Tuesday, March 22, 2011

Amazing Spider-Man #529-531

Okay, not off to a roaring start. Christ, usually it takes me at least a couple weeks to completely lose steam on a project. I must be getting old and tired. Or maybe I'm still young and unfocused. Either way, it's something to do with an age and what that means for my abilities.

These were a couple of the lead-up issues to Civil War that featured Spider-Man and Tony Stark doing some political shit.

Can I say something about Civil War? Overall, loved it. However, it was kind of annoying that they took Iron Man from being one side of a very sensible debate to being a complete wackjob. In this series, he secretly hires some Russian gun-for-hire to attack him and help prove some kind of point. I can't remember who it was. Das Bullet or some such shit.

Anyway, he does the whole thing to badly prove a point, and he keeps it a secret from Spider-Man, who explicitly asks whether or not that is exactly what's going on.

That's enough. I just saw it as taking that part of the story too far when really the whole appeal of the story is having two equally opposed, equally justified sides. Once you turn one side into the side being led by a maniac, you kind of kill the story.

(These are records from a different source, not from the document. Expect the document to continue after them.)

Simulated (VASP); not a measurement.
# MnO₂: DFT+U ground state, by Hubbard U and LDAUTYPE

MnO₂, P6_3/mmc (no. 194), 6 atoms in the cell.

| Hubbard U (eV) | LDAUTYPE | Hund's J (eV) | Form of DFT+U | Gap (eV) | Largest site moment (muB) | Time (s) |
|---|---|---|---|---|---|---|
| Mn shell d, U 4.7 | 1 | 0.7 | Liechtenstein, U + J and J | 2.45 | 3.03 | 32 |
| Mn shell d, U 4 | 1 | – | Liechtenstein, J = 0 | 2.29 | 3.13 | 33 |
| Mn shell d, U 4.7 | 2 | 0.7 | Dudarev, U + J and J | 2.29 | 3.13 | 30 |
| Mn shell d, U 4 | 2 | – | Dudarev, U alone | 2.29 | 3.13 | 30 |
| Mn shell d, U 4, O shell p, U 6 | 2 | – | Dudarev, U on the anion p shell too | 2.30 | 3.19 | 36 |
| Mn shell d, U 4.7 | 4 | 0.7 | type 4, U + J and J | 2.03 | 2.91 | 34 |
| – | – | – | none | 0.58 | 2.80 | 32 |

Anyway, there were a couple baffling things about these issues. First:Okay, so my understanding is that Peter Parker and Tony Stark are talking about some kind of injury Mary Jane got. Peter says something like, "I was wondering what exactly you did for her..." and this conversation comes up. Then, in the middle, they both look straight at the reader like, "Huh? You know what I'm saying, dontcha?"

What the fuck? Is there a joke here I'm missing? My best guess is that the joke is, "Holy shit, we broke her arm and in the first panels of the comic she looked fine! We gotta write our way around this!"

Well haha. Some math: This panel is 1/3 of a page, and let's assume this is a 22-page issue. If you divide it up, you're paying about 14 cents per page. Divide by three, eh, just over 5 cents for that panel acknowledging that they fucked up earlier. I'll pass, thanks.

But it gets worse:



I'm not a big fan of editor's notes as-is. It's kind of a cute, comic-booky thing to do, but even the brief ones that say, "Remember ish #457, idiots?" are pretty unnecessary. But this, this goes on and on until even a third, boss editor gets involved. So we have a story within a story, but the story within the story is occurring outside the story, and is in fact creating the story in which it is contained. Pretty meta. WAY more meta than funny.

I will say that these issues certainly provided the most compact, coherent pro/con debate for the registration that led to Civil War. It was done in what is essentially a courtroom scene, which is a scene that No One needs to see ever again. But at least they did it.